Costa Rica’s green image ideal for electric cars

December 23, 2010

In line with international efforts to curb climate change, the Costa Rican government has stated it wants to become carbon-neutral by the year 2021. One important step toward that goal is now happening: the availability of consumer electric cars on the market.

Last week, Japanese automaker Mitsubishi announced that in March its Costa Rican distributor, Veinsa, would begin selling the i-MiEV, a four-door electric plug-in car that emits no carbon emissions. The i-MiEV, or Mitsubishi Innovative Electric Vehicle, is powered by a chargeable lithium battery and can drive 160 kilometers on a full seven-hour charge.

The launch of the i-MiEV here is a small victory for Costa Rica, as it will hit stores here before it is sold in the U.S., South America and China. Only in Japan and Europe will it be available first.

Mitsubishi chose Costa Rica because of the country’s positive environmental image abroad, thanks to a bit of old-fashioned political lobbying.

 “Costa Rican Foreign Minister [René Castro] recently visited Japan’s Mitsubishi headquarters and spoke with [the automakers] about bringing the i-MiEV here,” said Guillermo Charpentier, Veinsa’s general manager.

“He also used the visit to promote Costa Rica’s goal of becoming carbon-neutral. One way to do that is with electric cars,” he said.

Costa Rica currently emits an estimated 12 megatons of carbon dioxide each year. Automobiles account for 75 percent of the country’s total carbon dioxide emissions.

“Transportation is, by far, our biggest challenge,” said Pedro León, director of the Peace with Nature program, a governmental environmental initiative launched by ex-President Oscar Arias in 2007.

“Many people drive alone, and that’s a habit we need to change, especially with the type of cars we currently have on the road,” he said.

Changing Costa Rica’s driving habits may seem like a daunting task. But there are signs of improvement.

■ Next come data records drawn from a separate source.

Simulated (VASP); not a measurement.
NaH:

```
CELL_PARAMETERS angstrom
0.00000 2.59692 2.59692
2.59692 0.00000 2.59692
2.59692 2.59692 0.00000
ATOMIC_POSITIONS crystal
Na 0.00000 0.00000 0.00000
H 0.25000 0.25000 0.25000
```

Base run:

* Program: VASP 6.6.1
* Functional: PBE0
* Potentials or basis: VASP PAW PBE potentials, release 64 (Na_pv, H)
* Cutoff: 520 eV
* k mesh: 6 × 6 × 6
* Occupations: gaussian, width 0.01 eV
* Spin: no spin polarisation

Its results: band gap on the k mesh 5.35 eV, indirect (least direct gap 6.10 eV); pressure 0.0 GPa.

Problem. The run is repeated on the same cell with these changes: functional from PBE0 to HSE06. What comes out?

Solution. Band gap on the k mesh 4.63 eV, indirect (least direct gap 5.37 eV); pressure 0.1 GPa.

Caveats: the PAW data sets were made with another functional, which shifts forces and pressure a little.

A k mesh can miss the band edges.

In August, the National Power and Light Company (CNFL) donated tha Reva – an electric compact car made in India – to Castro and his staff at the Foreign Ministry. The Reva became available in Costa Rica in 2009. Foreign Ministry staff use the car for transportation in and around San José. 

“Castro is a great ally for our cause,” said CNFL General Manager Pablo Cob.

“We want other agencies and companies to get enthusiastic about this idea, and realize that we are privileged to be an environmentally rich country. We should do what we can to try to prevent climate change,” Cob said.

The use of electric cars by government officials is a popular marketing tactic to spread the word about Costa Rica’s potential for selling electric cars. While campaigning, President Laura Chinchilla scooted around town in a Reva and praised its efficiency. Employees of the British and Swiss embassies also drive Revas to promote the importance of fossil fuel emissions. 

“We want to show people that we don’t need to have something big and luxurious to do some of the things that are needed as far as getting around,” Kate Cruse, the sustainable operations officer at the British Embassy in Costa Rica, said earlier this year.

Even with government support, electric cars have a long way to go before they become prevalent on the streets of the capital. According to Luis Echeverri, director of Reva’s offices in Costa Rica, 70 Revas have been sold since 2009, and import taxes drive the starting price up by 18 percent. 

“We have to be realistic about the market size we have for electric cars in Costa Rica,” Echeverri said. “But if the government steps in and lowers import taxes as they have promised to do, there could be a much larger market for a less expensive vehicle.”

A Reva starts here at $14,000 here. Yet to be priced, the i-MiEV may cost twice as much.